From Principles to Practice: three new guides support three sectors in respecting human rights
26 June 2013
With the UN Guiding Principles on Business and Human Rights just passing their second birthday, it is a fitting time for the emergence of more detailed guidance to encourage their implementation.
As a contribution to this objective, last week the European Commission launched much anticipated guides to assist three industry sectors in implementing the corporate responsibility to respect human rights under the UN Guiding Principles. The new guides - for employment and recruitment agencies, oil and gas and ICT companies respectively – are intended to help “translate” respect for human rights into company systems and cultures in each of the sectors. They summarise what the Guiding Principles expect of companies and offer a range of ideas and industry specific examples for how to put them into practice.

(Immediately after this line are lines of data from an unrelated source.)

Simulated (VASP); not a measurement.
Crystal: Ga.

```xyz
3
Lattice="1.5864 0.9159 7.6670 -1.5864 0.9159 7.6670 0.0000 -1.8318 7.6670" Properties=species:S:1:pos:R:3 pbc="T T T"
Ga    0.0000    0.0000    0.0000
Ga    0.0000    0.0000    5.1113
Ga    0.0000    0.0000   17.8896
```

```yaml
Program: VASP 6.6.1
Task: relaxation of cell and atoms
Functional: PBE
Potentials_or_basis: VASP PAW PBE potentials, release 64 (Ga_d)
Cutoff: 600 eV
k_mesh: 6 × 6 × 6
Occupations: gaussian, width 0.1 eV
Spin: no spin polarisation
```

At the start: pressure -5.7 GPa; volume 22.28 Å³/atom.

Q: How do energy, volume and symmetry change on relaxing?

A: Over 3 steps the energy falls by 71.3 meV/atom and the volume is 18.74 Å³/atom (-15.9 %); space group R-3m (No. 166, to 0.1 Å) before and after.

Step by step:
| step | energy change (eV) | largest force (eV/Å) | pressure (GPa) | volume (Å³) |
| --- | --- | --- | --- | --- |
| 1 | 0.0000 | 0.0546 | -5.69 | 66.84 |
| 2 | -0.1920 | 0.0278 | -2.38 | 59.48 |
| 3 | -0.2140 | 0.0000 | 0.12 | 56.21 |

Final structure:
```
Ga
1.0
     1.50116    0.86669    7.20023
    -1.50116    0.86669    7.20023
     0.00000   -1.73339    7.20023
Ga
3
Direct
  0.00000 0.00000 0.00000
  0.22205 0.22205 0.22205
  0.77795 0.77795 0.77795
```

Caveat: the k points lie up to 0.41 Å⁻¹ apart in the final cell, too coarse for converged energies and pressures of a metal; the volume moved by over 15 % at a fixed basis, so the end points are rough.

The Guides, developed over the past eighteen months by IHRB and Shift on behalf of the European Commission, walk readers through the Guiding Principles, highlighting why each provision is important, the steps involved in implementation and key points for implementation. Importantly, each Guide gives a range of industry-focused approaches, reinforcing the point that no one size fits all when it comes to implementation.
The examples included in the Guides demonstrate that businesses are already taking important steps to implement the Guiding Principles. Further sources throughout the text and in the annexes allow for deeper exploration of particular topics. For companies coming to the business and human rights discussion for the first time, the Guides include a “where to start” section at each step.
The Commission deliberately chose to develop Guides for three very different sectors to provide as wide a demonstration effect as possible on explaining the corporate responsibility to respect under the UN Guiding Principles across a wide range of contexts. What the three Guides together reconfirm is that businesses can have impacts on a wide range of human rights in very different ways. Those looking for a deeper explanation of what the Guiding Principles mean in practice as well as those interested in the process of implementation of international standards will find comparing the three Guides intriguing.
It is important to point out that the Guides don’t provide “all the answers” – and did not set out to do so. Effective corporate policies and practices emerge only from the journey companies will have to take as they move into new operations, new countries and new partnerships, and in each consider their potential human rights impacts. But the Guides do provide an important roadmap. As Jim Baker, a member of the Commission’s expert advisory group for the project noted, “[h]uman rights, like life itself, cannot be reduced to a checklist or to simple slogans. It is only through understanding and reflection that the GPs can become “simple” and applicable. These Guidance publications are designed to further that process.”
The lesson learned is that businesses can identify their potential impacts and how to address them, but it certainly helps to have informed input along the way – from thoughtful colleagues, human rights experts, other businesses in the sector, civil society, and importantly from those potentially affected stakeholders themselves. Indeed the UN Guiding Principles expect engagement with stakeholders. The Commission process to develop the Guides modelled this approach, involving a wide range of representatives from business, trade unions, civil society, government, and academia in an active discussion on what the corporate responsibility to respect “looks like” in each area. Not surprisingly, there were disagreements along the way and no doubt there will be a range of views on whether the Guides have pushed the agenda enough or pushed too hard. Whether the Guides have hit that sweet spot that ensures better and faster implementation of the Guiding Principles by all companies – only time and uptake will tell, but the initial reactions are encouraging.
Over the coming months, IHRB, Shift, and the European Commission will be highlighting the Guides through outreach activities with a wide range of actors around the world, seeking to promote their uptake – and to promote similar rigorous, multistakeholder approaches to implementation in other sectors over the years ahead.
As the Commission’s foreword to the Guide states, “[n]ot so long ago environmental management was something that concerned only a small number of companies. For many companies it has today become a natural part of doing business, considered vital for long-term success. We have a similar vision for the future of business and human rights: where respecting human rights is understood as being an intrinsic part of business excellence.”
Such a world would be a very fitting fifth birthday present for the UN Guiding Principles.